Alumni Profile Series: Carrie Vaughn

Carrie Vaughn, a critically acclaimed American author, pursued her postgraduate career at the University of Colorado, Boulder and earned her Master of Arts in English Literature in 2000. Vaughn works within the realm of science fiction and fantasy and has written and published over 60 short stories as well as a variety of novels, most notably the Kitty Norville series. I had the privilege of conducting a phone interview with Vaughn and through that was able to gain more insight into her work as a writer as well as a more general look of her time at CU, the transcript of the interview is provided below and has been edited for user readability. Source//Flickr

Can you tell me a bit about your educational background?

Well going back a little further I graduated from Lewis-Palmer High School in Monument, Colorado. So I went to High School in Colorado, went to Los Angeles for college at Occidental College, took some time off for a few years and worked, and then came back and did my Masters at CU.

Oh very nice. So thinking back, what did you want to be when you grew up? Did you always know from the beginning that you wanted to be a writer?

Oh yeah. I started sending stories out to get published when I was in High School so that was definitely at the front of my mind. I kept thinking that something else would come along, you know some other ‘quote un-quote day job’, but by the time I finished my undergrad, the writing was all that I wanted to do so I really worked for that.


One of your most prominent works include the Kitty Norville series, what made you want to pursue this fantasy-fiction style writing?

I’ve always written science fiction and fantasy, that’s kind of what I grew up reading. It’s what I love. You know, my degrees are all in Literature, so I wasn’t really in school for creative writing, I wanted to read to see how other people did it. And even in school, I was reading science fiction and fantasy and trying to convince professors that it was worth studying. But the Kitty series is quite a bit different from what I had been doing before that, kind of more what people call ‘urban fantasy’, which is basically vampires and werewolves in things in a modern contemporary world. But it seemed to work, it definitely seemed to hit a chord with people.
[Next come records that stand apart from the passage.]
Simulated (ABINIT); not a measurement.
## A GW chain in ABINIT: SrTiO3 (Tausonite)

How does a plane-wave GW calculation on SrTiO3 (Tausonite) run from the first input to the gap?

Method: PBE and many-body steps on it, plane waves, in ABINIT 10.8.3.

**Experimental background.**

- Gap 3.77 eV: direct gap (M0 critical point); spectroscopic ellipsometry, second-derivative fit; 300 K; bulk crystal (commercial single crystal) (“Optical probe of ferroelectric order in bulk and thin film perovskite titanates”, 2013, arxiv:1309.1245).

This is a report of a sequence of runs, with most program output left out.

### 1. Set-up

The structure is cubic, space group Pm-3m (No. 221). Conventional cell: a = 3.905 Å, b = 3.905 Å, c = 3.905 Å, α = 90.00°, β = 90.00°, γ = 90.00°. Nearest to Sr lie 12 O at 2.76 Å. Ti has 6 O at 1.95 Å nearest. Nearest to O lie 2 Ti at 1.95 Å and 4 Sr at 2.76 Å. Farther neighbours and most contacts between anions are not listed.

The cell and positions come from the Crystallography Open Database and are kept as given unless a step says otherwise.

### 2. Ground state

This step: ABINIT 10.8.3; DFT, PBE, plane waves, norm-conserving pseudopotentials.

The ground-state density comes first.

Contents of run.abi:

Where do you find inspiration for your writing?

Oh just about everywhere. I’m working on a lot of different things right now and when I think about where those inspirations came from some of it is like I took a trip to Ireland and really loved the neolithic history there so I’m doing research on that and thinking about what kind of stories I could write there. I saw the Robin Hood movie that came out last Fall and kind of decided I wanted to write my own Robin Hood story, so I’m reading a bunch of Robin Hood stuff right now and we’ll see what comes of that. I don’t always know what’s going to come of it. That’s one of the things I really love about being a writer is that I don’t have to limit myself, if something strikes my fancy I can kind of plunge down that research rabbit hole and see where it leads me and just see what stories come out of it, and it’s really fun.


In general, what is your writing process like?

I try to do a lot of research, especially if I’m writing about something historical or scientific or something in an area that I don’t necessarily know a lot about. I try to do a lot of brainstorming and just kind of generate a lot of ideas and I do try to prepare. I try to outline and then I just dive in; I try to write a little bit every day, get to a certain word count every day and just see where the story goes from there. And then it’s kind of going back and forth and seeing where the plans and outlines didn’t work and re-working the outline. So I try to do a lot of planning, but I also try to do a lot of revision so that ultimately the story looks the way I want it to look.

Source//Boulder Daily Camera

Thinking more to your time at CU, would you say that completing your postgraduate career here in any way opened any doors for you, or helped to establish yourself in the industry in any way?

The short answer is yes. Part of why I wanted to get my Masters from CU was to see whether Academia might be a career path that I wanted to take because that’s something that a lot of writers do. But one of the things I learned about Academia is that to move forward, I would have had to pick one thing to study and one of the things I really love about being a writer is that you can study and research pretty much anything that catches your eye. So I figured out that Academia wasn’t quite for me and that was a good experience I guess to really just learn that about myself, but at the same time, I was exposed to so many ideas and reading and topics that I would not have encountered without getting a Masters in Literature. Specifically, the history of literature, and in having that knowledge of various literary modes or the history of a novel, you know things like that, I was able to gain a better understanding of what literature is and what it can do; I think it gives my fiction a much stronger ground than it might’ve had otherwise. Creatively speaking, it was hugely useful and I’m glad I did that; it's been about 20 years since I was at CU, but it was a great experience just because it gave me the freedom to study things that I really wouldn’t have otherwise.


Are there any mentors during your time at CU that really stand out to you?

Yeah and actually when you first talked to me about doing this interview, I definitely thought of Kelly Hurley, in the English Department at CU. Particularly, she embraces genre and commercial fiction in a way that I didn’t always encounter in the previous schooling. And I took a couple of her classes particularly, I remember Victorian in 19th Century genre fiction and imperialist fiction, and they were great classes. And once again, getting the history of literature and the history of my own genre was hugely useful and I remember we were studying Dracula and she pointed out this great detail about Dracula, which is how much cutting-edge technology it has at the time. I actually use this idea in one of my own novels and I include Professor Hurley in the acknowledgments of that book because it was such a great idea and I wanted to use it for myself. It’s something you don’t think about because it’s a Victorian novel but there’s typewriters, recording devices, and shorthand, there’s all of this stuff that was just cutting-edge technology in the late 19th century.

I guess more generally, what advice would you give to any aspiring writers or authors?

Write a lot, read a lot, really read as much as you can. Also have a plan, especially if you want to make a career out of it, just be thinking about what kind of writing career you want to have, how you want to get published, those kinds of things. I have found that having a plan kind of makes things easier and helps to point you in the direction you want to go. So apart from the usual reading and writing advice, I would say to do research, figure out what the career looks like and how you want to actually go about it.